Alan Sparhawk and Mimi Parker’s voices harmonising in perfect balance surely constitutes one of the world’s purest and most beautiful sounds. When combined with the haunting, mesmerising grace of Low’s melancholy (but sometimes abrasive) music, it has made for one of the most doggedly consistent, yet subtly malleable small ensemble sounds. The evidence is not only in their now resilient and enduring catalogue of recordings, but also in their outstanding live performances, usually perched on a precipice between beauty and tempestuous drama. All this makes the band’s exploration of more sonically diffuse and abstract territory on last year’s Double Negative album more surprising. It won many accolades (not least of these being musicOMH’s album of the year) but also proved polarising.
It’s something of a deconstructed cheesecake, albeit an unusually successful one. Some signature aspects of the band’s sound are diminished in scale, for example the whisper and moan of Mimi Parker’s skeletal drum kit is often replaced with pulsating heartbeat drum machines. Elsewhere, many of the core elements of Low’s sound are present and correct, but they are refracted through a range of studio and electronic trickery. Parker and Sparhawk’s voices are often either treated or subsumed within the overall construction, creating what feels like a coherent suite of music rather than a collection of songs, a work that somehow manages to be both detached and overwhelming simultaneously.
Such a change in approach poses something of a quandary when it comes to the strategy underpinning live performances. The trio (Sparhawk and Parker with bassist Steve Garrington, who apparently played a key role on Double Negative) could have attempted to incorporate some of the manipulations and processes of the album into their live show, perhaps re-interpreting older material in the process. Alternatively, they could present the Double Negative material in a radically different manner, such that it could sit more comfortably alongside some selections from their back catalogue (albeit with a strong focus on more recent albums). It’s the latter option that Low have picked for this tour, although the results are far from conservative.
With most of the studio trickery eschewed, the mood and impact of Low’s live renditions from Double Negative are determined by the sounds that can be generated onstage by three musicians aided only by some multi-effects units for guitar and bass. Classic rock band ingredients are inventively elevated to dazzling new heights. Sudden bursts of distortion punctuate deceptive calm and sheets of shimmering, spectral noise create an atmosphere of unease. Towards the end of the set, on a beautiful performance of Fly, Steve Garrington offers a lithe, dub-influenced bassline that provides the track with firmer foundations. Dynamic contrasts are utilised to maximum effect. Aside from the occasional burst of excoriating guitar storm, there are no real solos as such, so Low’s music continues to be about the various ways in which slow tempi and a range of sound can work together with simple harmony to create something ingenious.
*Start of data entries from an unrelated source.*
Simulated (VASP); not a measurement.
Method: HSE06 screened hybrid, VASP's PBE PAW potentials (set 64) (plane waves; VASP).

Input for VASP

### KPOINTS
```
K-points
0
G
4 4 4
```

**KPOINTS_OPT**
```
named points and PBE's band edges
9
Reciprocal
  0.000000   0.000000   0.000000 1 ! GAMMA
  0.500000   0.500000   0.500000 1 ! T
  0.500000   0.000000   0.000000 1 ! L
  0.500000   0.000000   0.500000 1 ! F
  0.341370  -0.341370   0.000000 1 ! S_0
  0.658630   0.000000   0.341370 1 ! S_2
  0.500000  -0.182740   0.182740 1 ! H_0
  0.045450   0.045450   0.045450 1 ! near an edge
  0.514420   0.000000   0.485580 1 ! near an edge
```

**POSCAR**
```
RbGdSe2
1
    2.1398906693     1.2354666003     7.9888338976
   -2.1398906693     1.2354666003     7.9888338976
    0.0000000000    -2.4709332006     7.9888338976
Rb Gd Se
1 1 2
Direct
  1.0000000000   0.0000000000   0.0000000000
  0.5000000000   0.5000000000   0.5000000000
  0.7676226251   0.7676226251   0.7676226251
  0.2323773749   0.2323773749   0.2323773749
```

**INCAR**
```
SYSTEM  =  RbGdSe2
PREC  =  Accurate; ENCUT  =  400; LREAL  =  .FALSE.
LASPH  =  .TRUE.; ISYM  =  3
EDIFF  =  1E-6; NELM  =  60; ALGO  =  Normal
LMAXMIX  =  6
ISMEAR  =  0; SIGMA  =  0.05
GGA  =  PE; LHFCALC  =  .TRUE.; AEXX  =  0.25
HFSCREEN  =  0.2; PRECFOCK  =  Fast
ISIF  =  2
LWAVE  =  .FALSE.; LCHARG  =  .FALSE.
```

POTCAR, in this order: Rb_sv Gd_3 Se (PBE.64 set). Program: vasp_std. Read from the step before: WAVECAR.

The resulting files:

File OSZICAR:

There’s also a sense that this particular set emphasises some of the darker corners of Low’s oeuvre, from the slithering, menacing way the opener Always Up creeps in before suddenly erupting to the stark rendition of Murderer in the encore. Whereas the album version of Always Up is one of Double Negative’s gentler, more ethereal moments, here Mimi Parker’s hushed vocal incantations (“I believe, I believe, I believe”) seem to be presaging something more disconcerting. Next, on a dramatic and absorbing Quorum, Parker is subsumed within waves of sound. Throughout the set, a simple but effective visual element enhances the compelling contrast between delicate beauty and the threat of violence that makes Low’s music so unique. A single blue flame imperceptibly becomes a raging fire during the insistent No Comprende. Later, red backlit liquid might be falling rain or it might be dripping blood.
Mid-set, the tempestuous noise element reaches its peak with an extended period of turbulence and distress during Do You Know How To Waltz? that is reminiscent of My Bloody Valentine or Godspeed You! Black Emperor (although not quite as long as the infamous version they performed at Rock The Garden in 2013). Mimi even briefly leaves the stage whilst Alan Sparhawk teases a gathering storm from his guitar and Steve Garrington offers impressively robust and thunderous low bass rumbles. Yet perhaps what most impresses about this performance is the way in which Low create moments of unadorned intimacy within all this – whether it be the aching melody of Always Trying To Work It Out (here entirely undisguised in contrast to the album versions vocoderised wobbliness).
Interestingly, a large portion of the band’s impressive back catalogue is now left untouched – there is nothing from Things We Lost In The Fire, Trust or Secret Name and Drums And Guns and The Great Destroyer are represented only in the darkly euphoric encore. Yet when they do revisit older songs, the choices are judicious, with Lazy (from 1994’s I Could Live In Hope) offering a moment of refined softness after the storm of Waltz. Sparhawk only pauses to address the audience twice, once to apologise for an interruption caused by switching guitar effects. The band create such an extraordinary and singular mood that punctuating it simply seems wrong.